I don't know where I'm going with this, is the point. The whole weekend has been spent in various positions and geographical coordinates within the four or five or however many walls of my apartment, reading and writing and generally falling into the apollonian creative funk into which the cabin-fevered man generally falls, spending hours at a time worshipping at the keyboard and letting out all manner of grisly meanderings onto the screen qua page, indulging in the worst kind of stream of consciousness lexis, coming even now to make up words like 'improvatory' and 'variegatedly' and 'esoteria' based off general orthographical rules the cabin-fevered man is extrapolating onto words with the wrong etymologies, jamming Latinate suffixes onto Anglo-Saxon, or jamming the Anglo-Saxon onto the Latin, making a superb mess and setting back the Field of Linguistics like at least fifty years or to some arbitrary point before Noam "N-Chome" Chomsky came in and got his nose in literally everything. For real, though, have you seen that guy's Wikipedia page?
Here's a brief run-down:
Noam Chomsky is an American linguist, philosopher, cognitive scientist, logician, historian, political critic, activist, institute professor at MIT, U.S. foreign policy-, state capitalism-, war-, politics-, and mass-media-commentator, author, most-cited-source-from-1980-to-1992, Top Public Intellectual, Prominent Cultural Figure, "father of modern linguistics," influencer of computer science, mathematics, and psychology, creator of the Chomsky hierarchy, universal grammar theory, and the Chomsky-Schützenberger theorem (among others), "traditional anarchist," and anarcho-syndicalist/libertarian socialist. And that's just the intro.
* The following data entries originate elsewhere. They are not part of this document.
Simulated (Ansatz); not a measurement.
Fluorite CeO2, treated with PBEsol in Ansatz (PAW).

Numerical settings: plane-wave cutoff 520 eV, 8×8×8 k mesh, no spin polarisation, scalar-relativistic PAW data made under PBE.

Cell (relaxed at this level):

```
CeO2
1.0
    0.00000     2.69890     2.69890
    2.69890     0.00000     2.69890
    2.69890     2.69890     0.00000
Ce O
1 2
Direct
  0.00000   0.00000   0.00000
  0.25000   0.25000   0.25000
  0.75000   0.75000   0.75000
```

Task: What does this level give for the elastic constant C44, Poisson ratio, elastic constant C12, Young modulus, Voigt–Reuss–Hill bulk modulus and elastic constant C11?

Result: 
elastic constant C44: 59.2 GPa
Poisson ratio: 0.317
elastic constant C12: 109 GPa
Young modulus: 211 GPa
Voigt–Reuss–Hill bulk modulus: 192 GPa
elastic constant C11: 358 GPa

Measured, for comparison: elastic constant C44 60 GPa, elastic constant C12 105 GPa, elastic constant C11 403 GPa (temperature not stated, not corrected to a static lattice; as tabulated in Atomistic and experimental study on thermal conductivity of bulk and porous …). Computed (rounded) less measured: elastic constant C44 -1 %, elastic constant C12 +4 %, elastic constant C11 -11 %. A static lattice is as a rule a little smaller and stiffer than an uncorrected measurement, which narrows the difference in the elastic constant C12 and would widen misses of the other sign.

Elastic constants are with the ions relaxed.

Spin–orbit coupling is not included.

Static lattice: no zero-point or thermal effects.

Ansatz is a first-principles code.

Anyway so yes the point here is that without a proper like Plan For the Weekend I've lost almost all direction whatsoever, leading into blog posts more like this one and less like the ones that have come before and the ones that I assure you will come after, if only you'll stick through the pretentious/academic/post-avant lit-core complaining that I decide to post on the internet in the meantime.